CAMPAIGN 2012

Romney’s Rude Awakening

Updated: August 2, 2012 | 4:38 p.m.
July 28, 2012 | 8:00 a.m.

Republican presidential candidate, former Massachusetts Gov. Mitt Romney arrives at 10 Downing Street in London, Thursday, July 26, 2012. (AP Photo/Jason Reed, Pool) (AP Photo/Jason Reed, Pool)

On paper, Mitt Romney’s first overseas trip as the presumptive Republican presidential nominee looked brilliantly plotted. Stop by London, rub elbows with like-minded conservative Prime Minister David Cameron, remind viewers back home that he managed to run a pretty successful Olympics in Salt Lake City. Check. Fly to Israel, hobnob with fellow conservative and personal friend Prime Minister Benjamin Netanyahu, remind American Jewish voters of his oft-repeated contention that President Obama has thrown Israel under the bus. Check. Catch a flight to Poland, remind Polish-American voters that the Obama administration scrapped a planned missile-defense facility in Poland in order to “reset” relations with Russia, which historically has used Warsaw as a speed bump. Check.

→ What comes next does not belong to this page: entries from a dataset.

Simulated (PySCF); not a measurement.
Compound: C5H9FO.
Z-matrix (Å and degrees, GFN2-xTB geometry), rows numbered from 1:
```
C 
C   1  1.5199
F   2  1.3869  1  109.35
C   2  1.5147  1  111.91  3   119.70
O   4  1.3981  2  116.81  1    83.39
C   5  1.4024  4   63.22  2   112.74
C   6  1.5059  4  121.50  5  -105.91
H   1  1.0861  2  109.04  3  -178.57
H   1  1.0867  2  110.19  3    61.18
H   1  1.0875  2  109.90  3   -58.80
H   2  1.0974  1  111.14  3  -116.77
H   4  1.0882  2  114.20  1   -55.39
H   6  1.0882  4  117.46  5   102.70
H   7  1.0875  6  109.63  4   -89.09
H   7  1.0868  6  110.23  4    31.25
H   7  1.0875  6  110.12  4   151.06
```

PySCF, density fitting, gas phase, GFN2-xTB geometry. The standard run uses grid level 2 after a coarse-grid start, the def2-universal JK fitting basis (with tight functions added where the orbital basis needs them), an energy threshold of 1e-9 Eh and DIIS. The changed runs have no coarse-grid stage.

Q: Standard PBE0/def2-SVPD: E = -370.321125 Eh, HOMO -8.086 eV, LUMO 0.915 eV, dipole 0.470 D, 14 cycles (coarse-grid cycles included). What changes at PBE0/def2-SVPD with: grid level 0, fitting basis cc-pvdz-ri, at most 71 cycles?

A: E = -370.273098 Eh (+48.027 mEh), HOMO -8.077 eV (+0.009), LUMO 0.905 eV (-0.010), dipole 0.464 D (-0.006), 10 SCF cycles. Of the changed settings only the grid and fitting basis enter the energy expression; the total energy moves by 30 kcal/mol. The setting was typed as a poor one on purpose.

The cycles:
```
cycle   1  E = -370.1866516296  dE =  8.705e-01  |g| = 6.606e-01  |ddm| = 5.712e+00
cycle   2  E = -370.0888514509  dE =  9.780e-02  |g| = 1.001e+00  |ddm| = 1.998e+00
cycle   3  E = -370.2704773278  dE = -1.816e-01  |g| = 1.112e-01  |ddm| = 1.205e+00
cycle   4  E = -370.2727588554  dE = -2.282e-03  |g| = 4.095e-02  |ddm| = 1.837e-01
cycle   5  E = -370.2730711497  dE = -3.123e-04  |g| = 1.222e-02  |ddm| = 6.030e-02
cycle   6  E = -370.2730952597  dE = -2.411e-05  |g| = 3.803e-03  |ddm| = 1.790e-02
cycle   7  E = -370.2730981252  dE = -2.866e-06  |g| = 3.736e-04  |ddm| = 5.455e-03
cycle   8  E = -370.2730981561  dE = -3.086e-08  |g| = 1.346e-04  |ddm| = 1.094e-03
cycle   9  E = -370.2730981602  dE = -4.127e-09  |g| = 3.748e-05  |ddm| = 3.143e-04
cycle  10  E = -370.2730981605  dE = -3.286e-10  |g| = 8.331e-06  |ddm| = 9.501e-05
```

Only apparently Romney failed to read the briefing paper on the somewhat testy mood among Londoners of late. At first glance, Romney’s comments that planned transportation strikes and a reported lack of security personnel were “disconcerting” seemed downright mild. Compare them to blaring headlines in British tabloids in recent weeks claiming that the Games were going to be an unmitigated disaster (“Security Shambles Could Cause Chaos” was a typical recent headline in The Daily Mail). As it turns out, Londoners have the same proprietary view toward the Olympic Games that many parents have about their children: We can scold them, but you had better not dare.

“The problem of the foreign trips for presidential candidates is that the upside is not all that high since you are really only trying project a presidential image, but as Romney has discovered, the potential downsides are significant because any misstatement opens you up to a lot of criticism,” said James Lindsay, a senior vice president at the Council on Foreign Relations. The strategy behind Romney’s trip was a good one, Lindsay argues, in that the itinerary advances the narrative that Obama has deserted venerable allies to curry favor with adversaries -- a narrative appealing to Jewish and Polish-American voters who make up critical blocs in swing states such as Florida, Pennsylvania, and Ohio. “But Romney has discovered that even the ‘special relationship’ with Britain doesn’t make up for British resentment of a Yankee coming over and raining on their great national project.”

By attending a fundraising dinner in Britain cohosted by executives at banks under investigation in London’s rate-fixing scandal, Romney also revealed once again a blind spot for perceptions that he is oblivious to the wrongdoing of Wall Street and out of touch with average voters. Likewise in Israel, Romney is reportedly planning to meet with casino magnate Sheldon Adelson. Adelson is a staunch supporter of Israel who has promised to spend as much as $100 million to defeat Obama, but he is also under investigation by the Justice Department.

Romney’s rhetorical hard line that Russia is the United States' “number one geopolitical foe” will likely play well in Poland, where he will almost surely receive a rousing reception. It will be viewed less enthusiastically by Western European powers, however, who objected to what they perceived as George W. Bush’s unnecessarily antagonistic approach to Moscow (which culminated with Russian troops invading Georgia in 2008). Western European allies are also sensitive to Romney’s oft-repeated argument that Europe is exactly the kind of basket case that the United States will become if he is not elected.

“If I were not to get elected, we would in my view become more like Europe,” Romney told C-SPAN recently. “With higher deficits, with a debt that could put us in a Greece- or Spain- or Italy-like circumstance, with chronic high unemployment, with low wage growth, and with a military that gets slowly but surely hollowed out so it could pay for the various programs the government would try and keep in place.”

Romney’s close affinity for Israel’s right-of-center Likud Party; his tough line on Russia and Afghanistan; and his unwillingness to propose solutions to climate change all sound familiar to many Europeans. “Notwithstanding their widespread disappointment in President Obama, Europeans are nervous about Romney precisely because his positions remind them of George W. Bush,” said Simon Serfaty, a senior fellow at the German Marshall Fund.